A greenhouse works by greatly increasing the growing season for a variety of vegetables. It does this by controlling temperatures, light, and even humidity. Although greenhouses increase the amount of time a vegetable can grow, vegetables still need to be grown around the time of their proper seasons in traditional greenhouses.
Rotating what vegetables are growing based on their seasons means a family can have a variety of food year round. For example, during the winter months broccoli and cauliflower grow great, while summer can provide cucumbers, lettuce, and eggplants. The variety of vegetables changes with the seasons so families will always have healthy options available.
Before picking out a greenhouse, it’s important to look at both the pros and cons of the various structures. Listed below are different types of structures with their benefits and drawbacks. Determining which one best fits a given situation.
A hoop house is a relatively basic form of a greenhouse. Using limited materials, this type of greenhouse has a wooden framework placed on the ground in a rectangular shape and arched “hoops” starting at one side and going to the other.
A variety of covers can be used, such as a shade fabric or polyethylene film. Although it looks like a quonset hut in design, it is much more basic. The benefits to a hoop house are the low cost, relatively easy set up and the ability to move them as needed.
Since the hoop house can only minimally control light and temperature, it is used mostly for crops that are hardier and less susceptible to temperature fluctuations. Vegetables such as broccoli or cabbage grow well in a hoop house, but for more delicate crops, this type of structure wouldn’t be recommended.
A cold frame greenhouse is much like a hoop house and offers the same benefits, with the exception of being mobile. The ground framework is put partially into the ground, rendering it difficult to move. The hoops that hold up the covering are shorter than in a hoop house, and occasionally you will see one with a flat roof placed on the top.
Cold frames are also good for growing hardy crops starting early in the spring. Cold frames can also provide necessary cold treatments for anyone wishing to grow bulb crops, such as garlic.
Bulb crops need to maintain a temperature between 35-48° F for about 13 weeks. Cold frames have no source of heating or cooling in them making a cold frame a good option for these two crops.

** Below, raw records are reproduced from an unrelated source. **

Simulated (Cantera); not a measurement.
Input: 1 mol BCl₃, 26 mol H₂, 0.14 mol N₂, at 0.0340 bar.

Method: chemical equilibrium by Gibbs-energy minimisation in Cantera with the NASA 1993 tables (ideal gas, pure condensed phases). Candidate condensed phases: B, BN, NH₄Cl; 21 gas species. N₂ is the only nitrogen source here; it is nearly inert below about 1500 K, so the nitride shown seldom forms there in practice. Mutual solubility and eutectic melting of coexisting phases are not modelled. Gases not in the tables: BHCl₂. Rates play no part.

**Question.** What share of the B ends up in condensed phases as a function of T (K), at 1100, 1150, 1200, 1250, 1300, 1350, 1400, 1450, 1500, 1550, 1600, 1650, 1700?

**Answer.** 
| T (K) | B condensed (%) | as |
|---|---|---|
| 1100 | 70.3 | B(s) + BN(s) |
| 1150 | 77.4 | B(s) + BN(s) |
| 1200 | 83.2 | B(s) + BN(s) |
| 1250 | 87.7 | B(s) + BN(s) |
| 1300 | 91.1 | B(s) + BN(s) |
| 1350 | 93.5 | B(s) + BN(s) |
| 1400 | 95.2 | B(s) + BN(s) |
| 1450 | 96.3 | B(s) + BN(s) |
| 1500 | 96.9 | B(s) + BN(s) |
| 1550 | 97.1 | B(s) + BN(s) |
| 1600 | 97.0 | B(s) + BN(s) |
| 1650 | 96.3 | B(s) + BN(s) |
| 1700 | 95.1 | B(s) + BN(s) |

A hot bed is similar to a cold frame except there is some type of heating source, which helps to control the temperature inside. The heat can come from a number of different sources such as: incandescent light bulbs, electrical heating units, boiler steam, or even composting manure. Hot beds are a great way to start seedlings early in the spring.
One drawback to a hot bed is the soil must be checked often to make sure it isn’t drying out too quickly. If this happens, it can be hard for the seeds to germinate or for young seedlings to survive. The hot bed is typically used for this purpose only, and as the plants begin to grow they are then placed in a garden or other type of greenhouse.
A-frame greenhouses are named because of their shape, which is the form of an ‘A’ in design. They are made of a simple construction with posts and rafters that are embedded.
This design allows for more space near the sidewalls and also provides excellent air circulation. It is easy to build and more permanent than other greenhouses. The A-frame is a sturdy design and works well in windy climates.
Drawbacks to the A-frame are that it takes much more building material for the supporting trusses, and therefore ends up costing more upfront.
A quonset greenhouse has an arched roof which allows stress to be effectively transferred to the base. The quonset has the advantage of being cheaper to build than many other greenhouses.
Some quonsets are built with a lower ceiling, meaning users need to be short or may need to bend over. For the taller quonsets, the covers seem to rip more readily, making replacement costs something to consider.
The gothic is also referred to as a gothic arch. It closely resembles a quonset except there is a point at the top. This point works well for people in snowy climates as the snow will just slide off and not accumulate which could cause the structure to weaken. The gothic is typically taller than a quonset, allowing for more headroom.
The gothic is much more difficult and time consuming to construct when compared to other greenhouses, but may be worth the time and effort in colder climates.
Gutter Connect and Free-Span
These types of greenhouses are used for growing things in bulk. The advantages are that it’s like having several greenhouses connected without walls separating them. There is a large, open area with plenty of room to grow many things.
Disadvantages to this are the expensive cost. These types of greenhouses are popular with people with lots of land or even businesses and aren’t really cost effective for a single family.